问题
I am trying to write a simple C serial communication program for Linux. I am confused about the blocking/non-blocking reads and VMIN/VTIME relationships.
My question is, if I should be settings VMIN/VTIME according to whether I have a blocking/non-blocking open call?
For example, if I have the following open call:
open( "/dev/ttyS0", O_RDWR|O_NONBLOCK|O_NOCTTY)
Should I set the VMIN/VTIME to:
.c_cc[VTIME] = 0;
.c_cc[VMIN] = 0;
and if I have blocking mode like:
open( "/dev/ttyS0", O_RDWR|O_NOCTTY)
should I set the VMIN/VTIME to:
.c_cc[VTIME] = 0;
.c_cc[VMIN] = 1;
?
Does it make any difference what VMIN/VTIME are set to even though the port open flags are set appropriately?
If anybody could help me understand the relationship between VMIN/VTIME and blocking/non-blocking ports I would really appreciate it.
Thanks
回答1:
Andrey is right. In non-blocking mode, VMIN/VTIME have no effect (FNDELAY / O_NDELAY seem to be linux variants of O_NONBLOCK, the portable, POSIX flag).
When using select() with a file in non-blocking mode, you get an event for every byte that arrives. At high serial data rates, this hammers the CPU. It's better to use blocking mode with VMIN, so that select() waits for a block of data before firing an event, and VTIME to limit the delay, for blocks smaller than VMIN.
Sam said "If you want to make sure you get data every half second you could set vtime" (VTIME = 5).
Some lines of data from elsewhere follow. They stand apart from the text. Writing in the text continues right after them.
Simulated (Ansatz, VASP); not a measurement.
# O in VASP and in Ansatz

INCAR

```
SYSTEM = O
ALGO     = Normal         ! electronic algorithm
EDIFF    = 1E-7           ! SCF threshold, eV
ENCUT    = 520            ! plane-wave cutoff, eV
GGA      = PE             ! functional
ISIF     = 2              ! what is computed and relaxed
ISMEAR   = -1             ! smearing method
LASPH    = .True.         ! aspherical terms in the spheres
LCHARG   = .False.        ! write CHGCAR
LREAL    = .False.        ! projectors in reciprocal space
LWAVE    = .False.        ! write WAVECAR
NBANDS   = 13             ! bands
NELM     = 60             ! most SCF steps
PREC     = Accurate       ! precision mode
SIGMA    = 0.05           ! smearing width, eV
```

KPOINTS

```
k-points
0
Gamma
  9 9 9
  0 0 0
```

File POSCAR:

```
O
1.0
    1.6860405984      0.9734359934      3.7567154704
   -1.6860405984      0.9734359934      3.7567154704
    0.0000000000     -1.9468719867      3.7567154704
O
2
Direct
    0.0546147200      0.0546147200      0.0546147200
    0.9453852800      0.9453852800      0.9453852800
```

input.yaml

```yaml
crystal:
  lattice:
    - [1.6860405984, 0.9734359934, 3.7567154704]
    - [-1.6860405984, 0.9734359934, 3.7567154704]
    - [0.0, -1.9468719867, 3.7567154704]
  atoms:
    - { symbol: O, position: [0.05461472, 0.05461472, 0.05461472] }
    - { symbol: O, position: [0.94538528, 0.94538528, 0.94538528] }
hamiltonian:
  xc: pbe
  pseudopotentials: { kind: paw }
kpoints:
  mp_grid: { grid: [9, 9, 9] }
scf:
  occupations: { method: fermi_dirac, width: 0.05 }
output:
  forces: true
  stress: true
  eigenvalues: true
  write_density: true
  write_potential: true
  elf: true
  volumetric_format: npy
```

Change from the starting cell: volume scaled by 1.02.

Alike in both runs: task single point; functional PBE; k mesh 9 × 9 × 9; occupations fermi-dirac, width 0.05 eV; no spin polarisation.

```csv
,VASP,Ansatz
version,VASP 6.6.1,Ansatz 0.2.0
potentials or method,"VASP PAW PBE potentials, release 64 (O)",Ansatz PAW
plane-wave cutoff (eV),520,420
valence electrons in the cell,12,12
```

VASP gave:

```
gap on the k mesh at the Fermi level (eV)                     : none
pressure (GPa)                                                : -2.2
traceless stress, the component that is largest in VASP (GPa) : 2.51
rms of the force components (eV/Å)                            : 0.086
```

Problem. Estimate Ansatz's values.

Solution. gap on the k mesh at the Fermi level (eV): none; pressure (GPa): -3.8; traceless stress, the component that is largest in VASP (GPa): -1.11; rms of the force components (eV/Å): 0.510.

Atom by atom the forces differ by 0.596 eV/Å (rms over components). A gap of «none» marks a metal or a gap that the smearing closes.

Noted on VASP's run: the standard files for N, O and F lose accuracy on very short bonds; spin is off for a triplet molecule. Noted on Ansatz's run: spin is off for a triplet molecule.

Intuitively, you may expect that to be true, but it's not. The BSD termios man page explains it better than linux (though they both work the same way). The VTIME timer is an interbyte timer. It starts over with each new byte arriving at the serial port. In a worst case scenario, select() can wait up to 20 seconds before firing an event.
Suppose you have VMIN = 250, VTIME = 1, and serial port at 115200 bps. Also suppose you have an attached device sending single bytes slowly, at a consistent rate of 9 cps. The time between bytes is 0.11 seconds, long enough for the interbyte timer of 0.10 to expire, and select() to report a readable event for each byte. All is well.
Now suppose your device increases its output rate to 11 cps. The time between bytes is 0.09 seconds. It's not long enough for the interbyte timer to expire, and with each new byte, it starts over. To get a readable event, VMIN = 250 must be satisfied. At 11 cps, that takes 22.7 seconds. It may seem that your device has stalled, but the VTIME design is the real cause of delay.
I tested this with two Perl scripts, sender and receiver, a two port serial card, and a null modem cable. I proved that it works as the man page says. VTIME is an interbyte timer that's reset with the arrival of each new byte.
A better design would have the timer anchored, not rolling. It would continue ticking until it expires, or VMIN is satisfied, whichever comes first. The existing design could be fixed, but there is 30 years of legacy to overcome.
In practice, you may rarely encounter such a scenario. But it lurks, so beware.
回答2:
Make sure to unset the FNDELAY flag for descriptor using fcntl, otherwise VMIN/VTIME are ignored. Serial Programming Guide for POSIX Operating Systems
回答3:
I'd recommend using vmin and vtime both 0 if you're using nonblocking reads. That will give you the behavior that if data is available, then it will be returned; the fd will be ready for select, poll, etc whenever data is available.
vmin and vtime are useful if you're doing blocking reads. For example if you're expecting a particular packet size then you could set vmin. If you want to make sure you get data every half second you could set vtime.
Obviously vmin and vtime are only for non-canonical mode (non-line mode)
My suspicion is that in nonblocking mode if you set vmin say to 5, then the fd will not be read-ready and read will return EWOULDBLOCK until 5 characters are ready. I don't know and don't have an easy test case to try, because all the serial work I've done has been either blocking or has set both to 0.